Thursday, 3 November 2016

Post-retirement investment options

                              Post-retirement investment options

If you have just retired and are looking to deploy the retirement money, the simplest option may seem like bank fixed deposits.

However, you may miss out on other superior options available to build a diversified retirement income portfolio that also returns well.

Here is a low down on your options and the suitability of each such option, based on your tax slab.

Post Office Senior Citizens' scheme

At 8.6% per annum (from April 1, 2016, but subject to reset every quarter), this is the best rate that a 60-plus investor can get in the present scenario.

This rate will be fixed for five years - that is until maturity - even as new rates (linked to government security yields in the market) will be announced every quarter. This is an ideal option for multiple reasons:

One, the post office interest rate will likely remain higher than bank interest rates.

Two, the quarterly interest payout gives you the needed income flow.

Three, it is eligible for deduction under Section 80C of the Income Tax Act, in case you fall under tax bracket and want to avail deduction. In fact, in the year of your retirement, when you still remain in the high tax bracket, this can be an ideal 80C investment option.

Four, in later years, although the interest is fully taxable, given that you will fall under lower tax brackets, than in your earning years, the post-tax returns won't be terrible.

Five and very importantly, it is sovereign guaranteed. Remember, even bank deposits (and your savings account together) carry insurance and only up to Rs 1 lakh. The only drawback is that there is limit of Rs 15 lakh that you can invest (across all accounts, individually or jointly) at any point. Besides, TDS will be deducted for all interest payouts exceeding Rs 10,000 a year (similar to bank). Hence, make sure Form 15H is submitted if you are below the taxable limit for senior citizens.


It is suitable for all retired investors across tax brackets. It remains an ideal investment option in the year of retirement, especially to avail Section 80C tax benefit.

Bank fixed deposits (FDs)

If not for anything else, the relationship that you have with your bank and the services that you will avail there, especially as a senior citizen, will entail that you park some money in bank deposits. While you will enjoy special rates for senior Citizens, this is certainly not the best time to lock a majority of your funds in banks. The interest is taxable at your slab rate. Here again, submit your Form 15H to avoid TDS if you are not within the taxable limit.

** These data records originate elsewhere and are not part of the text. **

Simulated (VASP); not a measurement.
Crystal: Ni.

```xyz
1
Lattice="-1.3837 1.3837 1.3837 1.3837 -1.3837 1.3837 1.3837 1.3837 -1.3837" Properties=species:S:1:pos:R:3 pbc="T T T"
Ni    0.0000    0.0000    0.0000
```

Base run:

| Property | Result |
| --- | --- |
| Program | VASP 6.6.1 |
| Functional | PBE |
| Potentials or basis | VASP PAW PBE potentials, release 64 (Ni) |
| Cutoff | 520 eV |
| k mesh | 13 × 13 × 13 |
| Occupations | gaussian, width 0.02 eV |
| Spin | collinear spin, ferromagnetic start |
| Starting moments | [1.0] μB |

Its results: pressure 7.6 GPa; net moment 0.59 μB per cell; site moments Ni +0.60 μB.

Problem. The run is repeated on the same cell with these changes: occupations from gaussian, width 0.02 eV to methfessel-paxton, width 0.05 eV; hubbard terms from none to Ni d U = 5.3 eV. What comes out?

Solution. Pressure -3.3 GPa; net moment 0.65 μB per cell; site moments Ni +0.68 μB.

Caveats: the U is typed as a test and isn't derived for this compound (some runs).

Bank FDs are a good option to diversify. They are better if you are not a tax payer. If you are one, ensure you keep your exposure to this avenue limited in a low interest rate scenario such as the present one.

Corporate fixed deposits

Do not scout for high returns in this space. Go for two to three well-known NBFCs, which are also governed by RBI to ensure you park your money in safe avenues. As the interest rate is likely to be higher than bank FDs, this is a must have for diversification purposes. While interest rates have fallen in this segment as well, they still remain higher than bank deposit rates.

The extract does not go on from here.